Color commentary: This is a quick and fun game, though I would like to renew my mild complaint about games that don’t have a single end point that you work toward and then determine victory. Nautilion was similar, where I would realize halfway through the tile path that I could no longer win. In Castellion, I never even survived the 1st ordeal, which makes the whole thing very anti-climatic. This meant that the projected 30 minute play time was really more like 5-10 minutes, depending on how quickly I drew traitors. It was still fun, but simultaneously slightly disappointing.

I lost on the 1st ordeal in the introductory level. I had a complete foundation and 2 of 3 defensive formations.

Because I understood the mechanics of the game, for the 2nd attempt I moved up to the base cards. I also lost on the 1st ordeal with 3/4 of each of the 3 defensive formations and 5/6 of my foundation complete. Using some of the defender abilities triggered by a discard might have helped, but I’m not convinced of that. Probably I should have started taking from the safe pile after I drew the next-to-last traitor card.

The game is fairly portable: you need room for up to a 6″x6″ grid, 3 cards and a row for traitor tiles next to each, two stacks of tiles, and a discard pile.

Thoughts M might have had if he had played: I think there’s definitely strategy here, like when to draw from the safe pile, and where to try to position your defensive formations, but so much of the game is also simply luck, based on what tiles you draw. Perhaps discarding also becomes strategically advantageous, to ensure that you’re not clogging up your castle with defenders that aren’t actually advancing either your foundation or your defensive formations. Also, since the 2nd ordeal always necessitates destroying your foundations, it seems like you should plan for formations to only start in the 2nd row, or a 1×4 formation that you need for the 1st ordeal but not the 3rd.

On further reflection, there certainly is an element of luck in this game, but there’s also plenty of room for strategy, especially in the base and advanced levels, when the defenders can do more, and sometimes do better, when they are discarded rather than placed.

BarBEARian Battlegrounds (Greenbrier Games, 2018)

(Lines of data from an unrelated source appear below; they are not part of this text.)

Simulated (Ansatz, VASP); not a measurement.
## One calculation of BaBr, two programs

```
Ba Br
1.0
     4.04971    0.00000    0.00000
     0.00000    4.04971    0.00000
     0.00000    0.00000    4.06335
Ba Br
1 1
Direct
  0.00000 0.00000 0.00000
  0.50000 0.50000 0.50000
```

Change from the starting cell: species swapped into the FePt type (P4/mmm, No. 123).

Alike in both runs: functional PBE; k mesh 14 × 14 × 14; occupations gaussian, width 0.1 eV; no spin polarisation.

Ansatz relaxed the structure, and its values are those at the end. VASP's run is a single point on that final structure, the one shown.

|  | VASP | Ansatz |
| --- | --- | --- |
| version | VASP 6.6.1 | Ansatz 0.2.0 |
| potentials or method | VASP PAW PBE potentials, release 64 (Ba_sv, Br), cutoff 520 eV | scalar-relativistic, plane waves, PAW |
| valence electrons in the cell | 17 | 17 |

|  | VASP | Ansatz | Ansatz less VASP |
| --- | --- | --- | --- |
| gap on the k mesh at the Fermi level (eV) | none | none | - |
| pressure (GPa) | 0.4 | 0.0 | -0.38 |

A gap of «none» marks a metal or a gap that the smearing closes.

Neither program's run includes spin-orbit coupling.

Date played: June 27, 2020

Basic details: 2-4 players; 20 minutes

Gist of the game: You lead a team of bears -aka the most magnificent creatures to be found in the known universe- who want the most glory for their village. To gain glory, you need to earn resources (which can be traded for glory) and win fights (which allow you to steal another bear’s glory). The first bear to gain 7 glory tokens wins.

Players start the game with 2 glory tokens and 3 dice. Over the course of the game, players can buy up to 2 additional dice and 5 more glory tokens. Players also have village boards on which to allocate their dice and a screen so that their choices are made secretly. Players are given 2 trial cards, from which they select 1. Each player also has access to a set of upgrade cards that they can purchase. Resource and specialist tokens (which are purchased with resource tokens and help players gain more resources) are placed in a community pile, as are 5 additional neutral dice that can be hired out by players for a turn.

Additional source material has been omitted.